Basic Concepts

About WFPM projects

A WFPM project is a folder containing necessary WFPM configuration and workflow source code for WFPM packages. A project may contain one or more packages.

As workflow source code is typically managed by version control systems, such as, Git. A source repository may contain one and only one WFPM project. The WFPM project root directory is the root directory of its source repository. As such, WFPM project shares the same name as the repository.

The following example shows a typical directory layout of a WFPM project. Here the project is named as my-wfpm-project (same as the source code repository), which contains one WFPM package named demo-package.
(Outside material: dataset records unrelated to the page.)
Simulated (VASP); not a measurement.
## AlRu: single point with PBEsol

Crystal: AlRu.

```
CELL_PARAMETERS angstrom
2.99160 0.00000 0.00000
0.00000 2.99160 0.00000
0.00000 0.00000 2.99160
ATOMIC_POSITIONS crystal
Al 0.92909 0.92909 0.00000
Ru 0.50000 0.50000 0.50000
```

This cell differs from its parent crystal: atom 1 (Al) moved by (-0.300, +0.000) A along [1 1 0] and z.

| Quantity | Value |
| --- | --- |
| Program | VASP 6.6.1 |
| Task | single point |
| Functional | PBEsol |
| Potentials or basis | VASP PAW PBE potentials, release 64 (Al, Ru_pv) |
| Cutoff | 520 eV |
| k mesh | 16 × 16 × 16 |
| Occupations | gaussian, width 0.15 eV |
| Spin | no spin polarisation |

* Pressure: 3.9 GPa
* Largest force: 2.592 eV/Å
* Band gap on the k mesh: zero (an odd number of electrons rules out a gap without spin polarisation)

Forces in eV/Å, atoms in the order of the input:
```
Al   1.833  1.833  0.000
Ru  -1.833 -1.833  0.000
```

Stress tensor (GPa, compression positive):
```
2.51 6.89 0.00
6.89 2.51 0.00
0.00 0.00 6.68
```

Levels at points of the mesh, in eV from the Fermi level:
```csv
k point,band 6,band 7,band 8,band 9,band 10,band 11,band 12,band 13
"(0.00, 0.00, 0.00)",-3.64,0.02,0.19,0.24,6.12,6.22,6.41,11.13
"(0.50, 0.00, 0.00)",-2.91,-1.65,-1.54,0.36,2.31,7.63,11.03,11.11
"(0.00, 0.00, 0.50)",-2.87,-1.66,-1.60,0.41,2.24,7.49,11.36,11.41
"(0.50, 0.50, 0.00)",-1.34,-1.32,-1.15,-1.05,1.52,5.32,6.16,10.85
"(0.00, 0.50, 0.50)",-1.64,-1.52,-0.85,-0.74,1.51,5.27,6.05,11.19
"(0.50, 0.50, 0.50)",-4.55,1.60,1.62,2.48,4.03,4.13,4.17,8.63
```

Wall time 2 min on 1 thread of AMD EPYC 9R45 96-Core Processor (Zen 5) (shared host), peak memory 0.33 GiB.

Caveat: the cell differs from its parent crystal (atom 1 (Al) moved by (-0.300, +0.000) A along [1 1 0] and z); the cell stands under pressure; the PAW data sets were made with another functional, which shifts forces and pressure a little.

my-wfpm-project                      # name of the WFPM project, also the repo name
├── .gitignore
├── .wfpm                            # WFPM project configuration file
├── .github
│   └── workflows
│       └── build-test-release.yml   # GitHub Actions code for automated CI/CD
├── LICENSE
├── LICENSE-short
├── README.md
├── demo-package                     # folder for the package named 'demo-package'
│   ├── pkg.json                     # pkg.json keeps basic package info
│   ├── main.nf                      # package entry script
│   ├── nextflow.config              # package nextflow default configuration
│   ├── modules                      # a package may optionally have local modules
│   │   ├── <local_module_1>
│   │   └── <local_module_2>
│   └── tests                        # folder for tests
│       ├── checker.nf               # test launcher script
│       └── test-job-1.json          # test job 1
└── wfpr_modules                     # folder to keep dependent packages
    ├── <dependent_package_1>
    ├── <dependent_package_2>
    └── README.md

The project layout can be generated from the WFMP CLI tool, users don’t need to worry about creating it. More details on creating WFPM project and package are available at WFPM CLI General Usage.

Note that even though a WFPM project may contain source code for multiple packages, each package will be developed, tested and released independently to ensure clean decoupling, self-sufficiency and portability. More on this can be found at Package releases.

About packages

A package is a directory, described by a pkg.json file, containing one or more modules that can be imported into a workflow codebase. pkg.json file records basic information of the package, such as: package name, version, main entry point, source code repository etc. More information about pkg.json can be found at Create a new tool package.

A package can be in one of the following formats:

  1. a folder containing a pkg.json file and necessary workflow script file(s).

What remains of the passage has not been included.